(363b) Advanced Membranes for Gas Separations: From Dense Films to Asymmetric Membranes

Membrane technologies compete with cryogenic distillation, absorption, and pressure swing adsorption for gas and vapor separations. Gas separation membrane systems have been successfully used for several industrial applications such as the production of N₂ from air, natural gas upgrading, and H₂ recovery from refinery streams.

Significant numbers of advanced membrane materials with much better intrinsic gas separation performance than the current commercial membrane materials for gas separations have been reported from both academia and industry over the past 10-15 years. However, successful development of large scale commercially viable defect-free asymmetric integrally skinned or thin film composite membranes has been a challenge.

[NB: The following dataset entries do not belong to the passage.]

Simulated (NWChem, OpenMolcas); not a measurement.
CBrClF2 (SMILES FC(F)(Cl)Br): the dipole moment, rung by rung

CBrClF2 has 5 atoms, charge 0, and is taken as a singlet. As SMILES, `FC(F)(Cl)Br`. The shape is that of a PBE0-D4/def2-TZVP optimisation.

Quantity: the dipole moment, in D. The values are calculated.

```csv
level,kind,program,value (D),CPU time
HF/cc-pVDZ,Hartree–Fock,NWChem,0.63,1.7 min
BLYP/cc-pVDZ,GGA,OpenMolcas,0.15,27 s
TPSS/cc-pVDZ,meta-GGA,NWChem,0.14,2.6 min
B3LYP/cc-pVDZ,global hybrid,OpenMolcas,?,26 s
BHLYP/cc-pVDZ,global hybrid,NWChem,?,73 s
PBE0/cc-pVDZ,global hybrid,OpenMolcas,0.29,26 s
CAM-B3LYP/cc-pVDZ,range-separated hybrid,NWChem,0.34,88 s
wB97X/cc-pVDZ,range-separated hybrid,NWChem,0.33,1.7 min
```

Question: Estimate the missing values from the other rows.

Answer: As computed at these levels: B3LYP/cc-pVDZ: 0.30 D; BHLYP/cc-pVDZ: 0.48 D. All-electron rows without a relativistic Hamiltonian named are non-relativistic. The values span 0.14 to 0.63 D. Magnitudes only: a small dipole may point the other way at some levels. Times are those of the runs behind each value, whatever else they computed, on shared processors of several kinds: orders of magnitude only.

Honeywell UOP Separex™ spiral wound membrane systems are currently holding the membrane market leadership for natural gas upgrading. Over 170 Separex^TM membrane systems have been installed on-shore and off-shore around the world for the removal of acid gases such as CO₂ and H₂S from natural gas and for H₂ purification applications. This talk will use several examples to discuss the UOP approach for the development of new tough and high performance gas separation membranes from new membrane materials to dense films, from dense films to asymmetric membranes, and from lab scale membrane sheets to large commercial membrane elements and systems. Converting advanced membrane materials into commercial gas separation membranes not only requires high intrinsic gas permeability and high selectivity, but also needs relatively low cost, good processability, high mechanical stability, and high contaminant resistance. Successful development of advanced membranes with high permeance, high selectivity, high plasticization resistance, high contaminant resistance, and long term performance stability is critical to the future success in membrane gas separation technologies.